These two SMP safes were locked shut and needed removing as part of a shop refurbishment in Chester. The safes were bolted to the floor so required opening prior to moving. We picked the locks open on both the safes for the client.
We were called to open this lovely old Samuel Withers safe in Wales as part of the key had broken in the lock. We extracted the offending part and opened the safe non destructively.
The keys had been lost to this Leabank Royal Safe at a chemical plant in Wales. We picked the lock open and provided a new set of keys so the safe could continue to be used.
This Church Tabernacle had become very difficult to operate after many years of service. We completeley stripped down the lock, replaced all the worn parts and provided a new set of keys.

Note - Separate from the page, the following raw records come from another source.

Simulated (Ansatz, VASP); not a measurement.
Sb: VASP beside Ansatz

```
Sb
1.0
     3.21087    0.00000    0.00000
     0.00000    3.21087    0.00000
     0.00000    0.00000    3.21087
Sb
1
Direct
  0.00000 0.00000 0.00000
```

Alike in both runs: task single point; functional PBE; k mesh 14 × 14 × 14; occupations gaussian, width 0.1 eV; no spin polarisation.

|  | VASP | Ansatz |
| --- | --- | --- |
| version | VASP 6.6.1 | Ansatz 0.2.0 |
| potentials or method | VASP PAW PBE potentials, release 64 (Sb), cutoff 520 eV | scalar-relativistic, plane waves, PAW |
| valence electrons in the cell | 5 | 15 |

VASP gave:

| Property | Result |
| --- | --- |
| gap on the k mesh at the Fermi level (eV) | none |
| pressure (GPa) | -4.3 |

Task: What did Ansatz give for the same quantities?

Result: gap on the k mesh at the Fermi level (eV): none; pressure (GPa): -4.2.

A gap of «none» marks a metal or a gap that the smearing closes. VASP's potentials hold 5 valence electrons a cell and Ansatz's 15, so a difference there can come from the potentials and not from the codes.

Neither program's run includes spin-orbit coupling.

The combination had been lost to this Fire Fyter FF150 safe which we were called to open at a home near Skelmersdale. Opening combination locks isn’t quite like in the movies with the safecracker sanding his fingers and putting on a stethoscope. We do have the skills and techniques to open them however which comes from years of practise and dedication.
Here is a perfect example of a quality safe doing what it is supposed to do. Thieves had pounded on this Churchill safe lid with sledges, tried to dig it out and even attempted to cut through it with a disc cutter with no luck. All they had managed to do was make it more difficult for us to open when we were called to this job at a petrol station in Ormskirk.
The owners keys would no longer open the lock and the bashed lid without a handle was going to be a bit more difficult to open than a simple lost key job. Despite the extra work, we were able to get the lid off to find the contents still safely inside.
Given the extent of the damage we advised a replacement safe was required in this instance but it had more than paid for itself keeping the bad guys out.
This rusty, seized Fort Knox safe was found at a B&B in Morecambe. It gave a good fight but we still managed to free the lid to find the remnants of the water from a previous flood.
A pub in North Wales were having problems with this Master Lock safe, the keypad had become unresponsive and they had lost the override keys. We opened the safe non destructively so that they can continue to use it.
We were asked to open this Chatwood-Milner safe at a residence in Cheshire. The safe had not been opened for about twenty years and had been left outside for a number of years during refurbishment. With the odds against us we still managed to get it open and back into service non-destructively.
A pub in Stoke-on-Trent lost their safe keys during refurbishment. Luckily they employed the services of a professional safe cracker who picked open the safes key lock without having to damage it. Once open we were able to supply a new set of keys ready for the grand reopening.